Activation Barriers
Activation barriers to new tools
Use case: trying to use Dat to work together.
We started by looking at a number of topics from the discussion list, and discovered that a common theme across all of the topics that this group was “Activation Barriers”. To try to ground this in a particular experience we also decided to try to use the dat project for sharing the writeup. After about 10 minutes it becomes clear that we were indeed experience “barriers” and decided to default to writing up our experiences using an ether pad (and try to copy/paste that to Dat ;-) ), but we were able to get some real examples of these barriers from this toy excercie.
About Dat
Dat is built on top of hyperdive
a javascript peer to peer “file sharing
network based on rabin file chunking and append only feeds of data verified by
merkle trees.”. Dat is often referred to as the git for data.
Experiences in installing Dat
After a cursory reading of the docs it was clear that we should aim to use the command line Initially we tried to install the desktop client
We had to install the project across three machines. Two Macs and a PC. There is a command line interface available, and desktop interface available for Mac. Notably one of the group didn’t have a machine, so we immediately ran into a “hardware” issue. The windows machine was not able to install dat at all. The two Mac users got dat working locally, but both had previous experience with npm. On the offset it looked like we were not going to be able use dat across all the members of the team.
Experiences using Dat
- able to install but unable to get access to the file
- download not Windows-compatible; failure to install from terminal (for one of us)
- contacting company contact through Twitter ;-) got a quick response! had a support-conversation on Gitter, at that point, it just magically seemed to start working.
Yo, any Dat project people out there? I'm totally failing to get it to work with some people.
— Ian Mulvany (@IanMulvany) March 2, 2017
Used this example to evaluate previously identified barriers at both institutional/organizational, individual level and tool provider level
Identified activation barriers:
- At institutional/organizational level:
- time / (hu)manpower
- money
- security
- expertise
The four main barriers from an organisational perspective could be: time, money, security and expertise. Of these security is a prime aspect. From an ISG perspective and security protocol has the tool been fully tested. Additionally, there are costs that an individual may not face. Open source models may be free for indivduals but may come at costs for businesses or educational organisations. Furthermore, there are associated costs in terms of training, support, and expertise.

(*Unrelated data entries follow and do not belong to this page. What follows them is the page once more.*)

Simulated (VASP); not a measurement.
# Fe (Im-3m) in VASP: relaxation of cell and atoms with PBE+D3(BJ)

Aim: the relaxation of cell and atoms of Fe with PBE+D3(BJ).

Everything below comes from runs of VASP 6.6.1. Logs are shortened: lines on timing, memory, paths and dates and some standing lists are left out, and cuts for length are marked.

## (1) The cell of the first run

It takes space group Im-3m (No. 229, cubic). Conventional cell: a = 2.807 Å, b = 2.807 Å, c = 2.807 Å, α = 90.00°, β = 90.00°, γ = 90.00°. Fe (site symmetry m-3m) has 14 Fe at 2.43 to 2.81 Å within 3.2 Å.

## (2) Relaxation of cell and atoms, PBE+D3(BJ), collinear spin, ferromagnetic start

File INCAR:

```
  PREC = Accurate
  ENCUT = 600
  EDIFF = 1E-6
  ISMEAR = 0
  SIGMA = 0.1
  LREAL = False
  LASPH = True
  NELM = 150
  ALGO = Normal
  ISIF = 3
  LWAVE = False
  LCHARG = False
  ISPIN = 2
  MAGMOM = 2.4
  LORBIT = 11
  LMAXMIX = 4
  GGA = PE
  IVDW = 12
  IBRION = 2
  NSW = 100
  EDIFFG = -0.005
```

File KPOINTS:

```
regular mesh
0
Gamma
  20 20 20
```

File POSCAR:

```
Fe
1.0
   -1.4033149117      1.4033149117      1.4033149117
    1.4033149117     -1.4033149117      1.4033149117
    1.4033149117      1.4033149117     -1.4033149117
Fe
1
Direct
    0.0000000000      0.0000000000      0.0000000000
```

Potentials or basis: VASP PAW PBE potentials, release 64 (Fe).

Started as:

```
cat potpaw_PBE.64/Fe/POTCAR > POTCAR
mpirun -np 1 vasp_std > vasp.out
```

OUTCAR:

As we’re not at/from one organization, this didn’t really apply in this case. However, would we have been, Dat could have been pre-installed on all machines, and instructions and support provided. If it weren’t,it would depend on the organization whether it would allow individual installation, as Dat is not accessible online-only.
- At individual level:
- hardware / OS
- time
- security
- availability
- institutional
- available to install / access
- familiarity / knowledge
We ran into problems with hardware (OS compatobility) and familiarity/knowledge (different skills/knowledge levels).
- At tool provider level
- quality ;-)
- availability (OS, cost, license)
- documentation
- customer support
We ran into problems with OS compatibility and documentation, but customer support was available quickly (personal contacts helped here). Which might or might not have to do with the fact that it suddenly worked ;-)
Final remarks
The choice to use this spefic tool was exploratory-driven. We only explored mostly technical possibilities/barriers. Ian will bring the experiences here up with Dat-people/experts later.